In the Matter of Application of Vaccaro

61 A.2d 905 | N.J. Super. Ct. App. Div. | 1948

[EDITORS' NOTE: THIS PAGE CONTAINS HEADNOTES. HEADNOTES ARE NOT AN OFFICIAL PRODUCT OF THE COURT, THEREFORE THEY ARE NOT DISPLAYED.] *593 Sebastain P. Vaccaro, who claimed to be a voter and resident of the City of Asbury Park, presented to the New Jersey Supreme Court in August, 1948, a petition for a declaratory judgment adjudging his "rights, status and other legal relations" in connection with a petition stated to have been signed by qualified voters in excess of twenty per centum, of the voters of Asbury Park. It is alleged in the petition that a "controversy" has arisen in Asbury Park over the petition signed by the qualified voters, and whether the same should be filed and an election to proceed thereon, under R.S. 40:70-1 et seq., as claimed by the petitioner, or under R.S. 40:85-1 et seq., as alleged by those in opposition.

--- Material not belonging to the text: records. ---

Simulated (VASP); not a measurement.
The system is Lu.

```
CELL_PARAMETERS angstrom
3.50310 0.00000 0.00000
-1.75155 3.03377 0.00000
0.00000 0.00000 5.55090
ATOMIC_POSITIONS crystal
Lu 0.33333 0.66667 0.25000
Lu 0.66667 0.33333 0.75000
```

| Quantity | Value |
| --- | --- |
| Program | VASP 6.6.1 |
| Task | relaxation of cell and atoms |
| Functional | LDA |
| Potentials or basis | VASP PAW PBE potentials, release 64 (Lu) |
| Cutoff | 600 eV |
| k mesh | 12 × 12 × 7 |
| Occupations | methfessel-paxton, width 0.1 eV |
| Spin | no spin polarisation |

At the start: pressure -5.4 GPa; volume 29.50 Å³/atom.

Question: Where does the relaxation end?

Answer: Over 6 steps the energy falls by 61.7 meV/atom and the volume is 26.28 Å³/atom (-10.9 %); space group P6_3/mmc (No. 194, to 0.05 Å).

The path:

The matter in controversy was assigned to this Court for determination, before the Mayor and other city officials were ordered by the Supreme Court to be joined as parties to the proceeding, and since there has been joined, upon application, a number of legal voters in the municipality who support the petition. On September 30, 1948, an answer was filed by the Mayor and other officials made parties, in which it was denied thatR.S. 40:70-1 et seq., had any application for the reasons alleged; that said statutes "deal with the establishment for the first time of the commission form of government; whereas the pertinent statutes are those dealing with the procedure for the abandoning of municipal form of government adopted under R.S. 40:85-1 et seq." The answer further charges that the relief prayed for should not be granted because the petition for a change in government was not filed; that the petitioner, Sebastian P. Vaccaro, is not a resident and qualified voter of Asbury Park and has no rights or legal relations that are effected and that he has no right to file the application for a declaratory judgment.

Depositions were taken and oral arguments were heard. During this period the petition with the signatures of the legal voters was presented to the City Clerk, who refused to retain the same. Depositions relating to petitioner's legal residence disclosed that the petitioner had a business office in Asbury Park, with rooms above, which he claimed as his "legal residence", while his wife and children lived continuously *595 in a house owned by the petitioner and his wife in an adjoining municipality, in which the telephone and other utility services were listed in the petitioner's name, and paid for by him. It also was shown that he stayed quite frequently at the address outside of Asbury Park. During an oral argument, on this subject, it was conceded that residence was not pertinent to the issue since legal residents of Asbury Park were now parties in the case favoring the petition, and it was admitted by the answering defendants that the petition was presented to the City Clerk. Though these defendants have consented to the elimination of their objection that the petitioner is not a legal resident, and the Court has consented thereto, it should not be understood that the Court encourages a split loyalty in community or family life.

On October 21, 1948, there was filed with the court final briefs and a stipulation signed by all the parties in the case, including the interveners; in which it is stipulated the latter are residents and qualified voters of Asbury Park; that the question of the residence of the petitioner, Sebastian P. Vaccaro, is not material to the determination of the issues in the case and that the City of Asbury Park was governed by a commission form of government from the month of March, 1915 to December 5, 1933, and since the last mentioned date to the present time under the Municipal Manager Law.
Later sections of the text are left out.